Food as souvenirs – Popular choices from around the world

At the end of a great holiday to a far-flung destination, you inevitably bring back souvenirs of the place you visited, to remind you of your time there or as gifts for friends and family. One of the most exciting types of souvenirs is an edible one, which captures the essence of the city or country you visited.

Turkey is an exciting destination if you travel abroad. The capital, Istanbul, is a riot of colours, smells and tastes that are exotic to the European palate. Of course, whilst here, you have to try the many varieties of Turkish Delight, called lokum in Turkey. It is made with thickened milk or fruit syrup and dusted with powdered sugar, often with dry nuts added.

Some of the individual recipes have the delicacy made from grape syrup with walnuts and pistachios added. It is flavoured with rose water, mint, fruit or spices. Many different stalls sell it, as well as speciality shops, which will offer you a large variety to try for yourself. Do yourself a favour and visit these shops, rather than buying the lokum from a supermarket or the airport duty free shops.

Originally made by the Ottomans to aid digestion after meals, this confectionary lasts for up to three months and is very easy to transport home from Turkey. As a result it is one of the most popular souvenirs of that country. It is a very welcome gift to your friends and family and promises to give them a taste of the country itself.

New Zealand is the land of the long white cloud, flightless kiwi birds and the delicious kiwi fruit. This fruit originated in China and was first propagated in New Zealand in the first decade of the 20th Century. It was first exported to England in 1952. Although it is not easy to transport a whole fruit across international borders, there are many delicious products containing these fruits.

Kiwi fruit jam is very popular and easy to make, with pineapple juice or other tropical fruit juice added. Chocolates containing kiwi fruit are also available throughout New Zealand. Other products include kiwi fruit tea and biscuits. This fruit is not only great-tasting; it also contains many vitamins (especially Vitamin C), flavonoids, minerals and has high fibre content.

Anyone who has enjoyed a stay in Edinburgh, the capital of Scotland, will know the city has a charm all of its own. Haggis is a sought after delicacy in this country and its national dish; although it sounds unappetising, it is richly flavoured and unique in taste. It consists of sheep’s offal, namely the windpipe, lungs, heart and liver, which is boiled and minced. Beef suet and lightly roasted oatmeal are added and this mixture is then stuffed inside a sheep’s stomach.
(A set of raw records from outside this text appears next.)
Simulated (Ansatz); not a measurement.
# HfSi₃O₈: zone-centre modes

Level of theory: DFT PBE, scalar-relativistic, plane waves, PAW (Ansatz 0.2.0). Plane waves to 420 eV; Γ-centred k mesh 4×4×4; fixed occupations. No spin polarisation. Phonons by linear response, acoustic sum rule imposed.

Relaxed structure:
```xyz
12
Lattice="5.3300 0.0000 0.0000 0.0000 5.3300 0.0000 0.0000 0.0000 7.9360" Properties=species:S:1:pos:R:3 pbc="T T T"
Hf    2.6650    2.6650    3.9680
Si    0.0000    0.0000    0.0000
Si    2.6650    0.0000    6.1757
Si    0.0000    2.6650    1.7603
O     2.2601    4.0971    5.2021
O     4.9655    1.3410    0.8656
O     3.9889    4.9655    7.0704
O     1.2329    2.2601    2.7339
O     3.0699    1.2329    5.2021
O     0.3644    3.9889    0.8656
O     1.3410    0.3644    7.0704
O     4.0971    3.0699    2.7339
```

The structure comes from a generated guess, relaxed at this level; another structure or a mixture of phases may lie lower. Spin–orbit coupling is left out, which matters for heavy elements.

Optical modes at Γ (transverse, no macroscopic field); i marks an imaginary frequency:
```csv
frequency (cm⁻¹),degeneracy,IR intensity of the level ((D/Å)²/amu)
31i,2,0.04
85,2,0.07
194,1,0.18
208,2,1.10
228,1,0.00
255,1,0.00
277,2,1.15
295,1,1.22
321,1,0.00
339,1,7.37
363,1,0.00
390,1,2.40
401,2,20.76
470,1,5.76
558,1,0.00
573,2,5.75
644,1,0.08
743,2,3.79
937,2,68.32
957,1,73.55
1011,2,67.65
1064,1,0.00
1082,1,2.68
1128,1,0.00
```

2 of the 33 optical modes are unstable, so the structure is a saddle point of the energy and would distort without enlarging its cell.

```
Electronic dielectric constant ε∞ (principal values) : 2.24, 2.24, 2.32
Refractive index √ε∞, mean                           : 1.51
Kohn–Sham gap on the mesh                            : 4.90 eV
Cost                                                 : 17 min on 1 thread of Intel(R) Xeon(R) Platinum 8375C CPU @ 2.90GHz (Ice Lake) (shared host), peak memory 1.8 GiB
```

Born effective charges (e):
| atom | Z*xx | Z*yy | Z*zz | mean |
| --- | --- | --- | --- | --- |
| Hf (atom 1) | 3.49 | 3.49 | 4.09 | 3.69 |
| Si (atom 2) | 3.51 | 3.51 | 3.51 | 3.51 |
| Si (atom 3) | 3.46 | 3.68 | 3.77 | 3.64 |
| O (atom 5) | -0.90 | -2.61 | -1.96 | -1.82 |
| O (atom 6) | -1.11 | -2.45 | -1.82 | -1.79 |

The haggis is boiled for a few hours and can also be cooked in the oven. Some companies in Edinburgh also export haggis to anywhere in the world. It has been eaten in Scotland since at least the early fifteenth century and probably originated some centuries before that in central Europe. Some restaurants in Edinburgh also produce a vegetarian haggis.

The Edinburgh Black Bun is a very rich, dark fruit cake containing raisins, currents, finely chopped peel, brown sugar, chopped almonds, cinnamon and ginger. It is usually made well in advance for Hogmanay (New Year) and is similar to Christmas pudding. Its origins date back to early Norse and Saxon traditions.

The popular holiday destination of Brighton in Sussex serves mainly traditional English food, with a smattering of restaurants from all over the world. A few bakeries and speciality stores specialise in shortbread, a traditional Scottish delicacy. Made with white flour, sugar and butter, it is a light, crumbly biscuit with a rich, unique flavour. Many recipes add interesting ingredients such as thyme and other fresh herbs.

This seaside town is also known for its excellent vegetarian and vegan restaurants. Even non-vegetarians will enjoy the flavourful dishes developed and produced by the best restaurants. Some of the best-tasting vegetarian souvenirs include interesting vegetarian jams and sauces; perhaps one of the chefs will share his unique recipe with you as the ultimate souvenir.

Australia might be the land down under and many hours’ flight from Europe, but their unique way of life and interesting food make it worth a visit. Bush food is becoming popular once more; this means living off the land where fauna and flora are concerned. This includes eating moths, grubs and various seeds and fruits.

Iconic Australian foods that will make great gifts back home include Vegemite, a thick salty spread made from yeast extract and vegetables, similar to Marmite and eaten on toast or used as a stock to flavour dishes. It was first developed in 1922 using the brewer’s yeast discarded after the process of making beer. It is rich in Vitamin B and contains no fat or added sugar.

Tim Tams are chocolate biscuits sandwiched together with chocolate spread and then dipped in melted chocolate. These are easy to transport and will be much sought after once you get home. First produced in 1964, they were named after the winning horse in the 1958 Kentucky Derby, as attended by the developer of the biscuit, Ian Norris of Arnott’s.

The Haigh’s Chocolate Company has been producing wonderful chocolates since 1915. Their chocolate frogs and freckles are top-selling in Australia, but it is their gift boxes with handmade truffles and other chocolates that are very much sought after locally and abroad. Australian wines are of excellent quality and will also be appreciated as gifts back home.

Many of these edible souvenirs are unique to their particular country and can be found nowhere else. Although some are available elsewhere in the world, there is nothing as authentic as to purchase them in their country of origin and unpack them with your tales of travel once you are back home.